13 March 2018

YieldReport
Commentary courtesy of Spectrum Asset Management’s Lindsay Skardoon.

  Close Prev
Close
Change
Aust. 90 day bank bill% 1.92 1.85   0.07
Aust. 3 year bond%*    2.15 2.12   0.03
Aust. 10 year bond%* 2.81 2.77   0.04
Aust. 20 year bond%* 3.22 3.18   0.04
U.S. 2 year bond% 2.27 2.27  0.00
U.S. 10 year bond% 2.87  2.89 -0.02
U.S. 30 year bond% 3.13 3.16 -0.03
* Implied yields from Mar 2018 futures

LOCAL MARKETS

Bonds should hold steady today. Europe was stronger, and the U.S. bond market was a little better on the day. Today should be a day of consolidation.

 

U.S. BOND MARKETS

Bond markets were not quite so, by today’s events. What bond investors have to ponder is why bonds are not breaking through 3%. Today bonds rallied a little but whether they remain bid, only time will tell. There are 10-year and three-year auctions looming and should demand be weak, then bonds could sour and prices driven lower, and yields could press towards 3% again. The problem for many bond traders is that over the last ten years markets have exhibited few bearish traits and volatility has generally fallen to where it was, at one stage, totally benign. That may be about to change and the challenge for many new participants is that most have not traded or invested in a bear market and many are about to see what volatility does.

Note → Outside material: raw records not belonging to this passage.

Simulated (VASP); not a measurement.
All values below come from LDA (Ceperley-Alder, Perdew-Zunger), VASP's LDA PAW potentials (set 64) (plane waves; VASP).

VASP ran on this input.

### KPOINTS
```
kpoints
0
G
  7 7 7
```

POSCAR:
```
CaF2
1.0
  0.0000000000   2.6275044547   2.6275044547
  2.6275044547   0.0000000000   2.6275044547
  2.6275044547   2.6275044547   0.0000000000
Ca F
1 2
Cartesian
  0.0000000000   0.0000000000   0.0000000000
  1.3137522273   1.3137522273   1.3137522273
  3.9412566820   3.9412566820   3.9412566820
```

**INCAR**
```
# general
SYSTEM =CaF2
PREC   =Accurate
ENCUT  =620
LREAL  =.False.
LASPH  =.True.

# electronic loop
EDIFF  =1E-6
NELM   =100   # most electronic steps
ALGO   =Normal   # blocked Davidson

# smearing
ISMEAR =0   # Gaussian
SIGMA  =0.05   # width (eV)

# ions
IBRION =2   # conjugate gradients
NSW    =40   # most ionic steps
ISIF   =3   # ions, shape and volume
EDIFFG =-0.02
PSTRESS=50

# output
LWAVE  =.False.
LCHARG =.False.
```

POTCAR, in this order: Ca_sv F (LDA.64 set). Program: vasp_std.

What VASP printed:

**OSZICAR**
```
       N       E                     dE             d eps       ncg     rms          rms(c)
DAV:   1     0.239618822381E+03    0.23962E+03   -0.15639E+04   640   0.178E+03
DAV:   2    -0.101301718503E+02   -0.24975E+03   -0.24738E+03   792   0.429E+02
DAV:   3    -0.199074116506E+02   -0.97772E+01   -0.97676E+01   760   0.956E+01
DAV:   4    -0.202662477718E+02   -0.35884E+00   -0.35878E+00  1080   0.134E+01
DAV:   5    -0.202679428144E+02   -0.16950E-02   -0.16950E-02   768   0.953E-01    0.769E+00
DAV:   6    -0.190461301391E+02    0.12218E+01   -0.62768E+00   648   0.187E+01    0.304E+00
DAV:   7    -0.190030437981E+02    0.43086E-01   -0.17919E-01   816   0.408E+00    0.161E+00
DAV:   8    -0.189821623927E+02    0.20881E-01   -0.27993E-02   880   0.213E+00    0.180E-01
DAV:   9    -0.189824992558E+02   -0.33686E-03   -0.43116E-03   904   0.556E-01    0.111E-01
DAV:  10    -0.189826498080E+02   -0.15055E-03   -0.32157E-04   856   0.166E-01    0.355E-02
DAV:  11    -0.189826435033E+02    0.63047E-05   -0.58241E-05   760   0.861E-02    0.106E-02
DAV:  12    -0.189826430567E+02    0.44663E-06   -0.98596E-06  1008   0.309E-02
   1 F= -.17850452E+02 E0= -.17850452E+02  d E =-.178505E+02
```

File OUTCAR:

For many of the bond investors, the perfect storm is being created. Investors have been lulled into a false sense of security through low volatility caused by massive amounts of central bank money which is now being slowly withdrawn and a possible increase in a consumer led inflation as a result of tariffs. Company profits have increased however the tax cuts will be spent on dividends and share buybacks. Balance sheets are not being repaired in fact borrowing is still ongoing to pay for buybacks and dividends rather than capex to lift productivity and R&D to ensure the longevity of the company.

What should be of concern to most investors though are the “bond vigilantes”, because it appears as though they are making a comeback. Investors are querying the level of debt, increasingly significant increases in borrowings and also how the U.S. Government can pay its way. The vigilantes fret about ballooning deficits and if the target of a greater-than-3% growth rate will ever be met. The vigilantes have started to fret about deficits and it is now worth considering that interest expenditure for fiscal September rose to USD$459 billion or 2.4% of GDP, that’s increased from USD$433 billion for 2016. The worry is that with the tax cuts, increasing expenditures and significant increases in issuance (almost triples in 2018 from 2017) the interest cost will balloon and that’s before any rate hikes and increased bond yields have been factored into the equation.

As it stands the three-year auction went off worse than expected at 2.436% the highest auction result since May 2007. The bid to cover was at 2.94 the lowest since November. The ten-year traded 1 bp lower than expected however the bid ratio was lower than the average. The ten-year closed at 2.868%.